Abstract
A hierarchy of models, varying from 2½-layer to 4½-layer systems, is used to explore the dynamics of the Pacific Subsurface Countercurrents, commonly referred to as “Tsuchiya Jets” (TJs). The TJs are eastward currents located on either side of the equator at depths from 200 to 500 m and at latitudes varying from about 2° to 7° north and south of the equator, and they carry about 14 Sv of lower-thermocline (upper-intermediate) water throughout the tropical Pacific. Solutions are found in idealized and realistic basins and are obtained both analytically and numerically. They are forced by winds and by a prescribed Pacific interocean circulation (IOC) with transport M (usually 10 Sv), representing the outflow of water in the Indonesian passages and a compensating inflow from the Antarctic Circumpolar Current.

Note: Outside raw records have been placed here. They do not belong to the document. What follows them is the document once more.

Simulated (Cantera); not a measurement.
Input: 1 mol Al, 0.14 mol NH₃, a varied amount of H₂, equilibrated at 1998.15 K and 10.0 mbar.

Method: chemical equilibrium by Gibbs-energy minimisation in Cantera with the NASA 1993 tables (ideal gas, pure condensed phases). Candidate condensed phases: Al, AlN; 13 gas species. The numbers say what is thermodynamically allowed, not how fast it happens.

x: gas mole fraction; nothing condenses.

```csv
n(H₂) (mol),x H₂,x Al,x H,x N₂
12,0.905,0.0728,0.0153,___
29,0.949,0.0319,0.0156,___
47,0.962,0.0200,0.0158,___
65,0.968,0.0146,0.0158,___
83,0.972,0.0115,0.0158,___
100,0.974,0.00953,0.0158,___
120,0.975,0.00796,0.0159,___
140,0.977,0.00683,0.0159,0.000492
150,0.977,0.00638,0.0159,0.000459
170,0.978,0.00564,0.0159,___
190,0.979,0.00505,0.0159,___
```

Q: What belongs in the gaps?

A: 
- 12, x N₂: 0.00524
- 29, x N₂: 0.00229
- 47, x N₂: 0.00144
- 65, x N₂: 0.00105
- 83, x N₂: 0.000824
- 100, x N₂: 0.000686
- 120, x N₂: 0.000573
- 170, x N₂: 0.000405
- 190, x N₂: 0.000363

Analytic solutions to the 2½-layer model suggest that the TJs are geostrophic currents along arrested fronts. Such fronts are generated when Rossby wave characteristics, carrying information about oceanic density structure away from boundaries, converge or intersect in the interior ocean. They indicate that the southern and northern TJs are driven by upwelling along the South American coast and in the ITCZ band, respectively, that the northern TJ is strengthened by a recirculation gyre that extends across the basin, and that TJ pathways are sensitive to stratification parameters. Numerical solutions to the 2½-layer and 4½-layer models confirm the analytic results, demonstrate that the northern TJ is strengthened considerably by unstable waves along the eastward branch of the recirculation gyre, show that the TJs are an important branch of the Pacific IOC, and illustrate the sensitivity of TJ pathways to vertical-mixing parameterizations and the structure of the driving wind.
In a solution to the 2½-layer model with M = 0, the southern TJ vanishes but the northern one remains, being maintained by the unstable waves. In contrast, both TJs vanish in the M = 0 solution to the 4½-layer model, apparently because wave energy can radiate into a deeper layer (i.e., layer 4). In the 4½-model, then, the TJs exist because of the Indonesian Throughflow, a remarkable example of remote forcing on a basinwide scale.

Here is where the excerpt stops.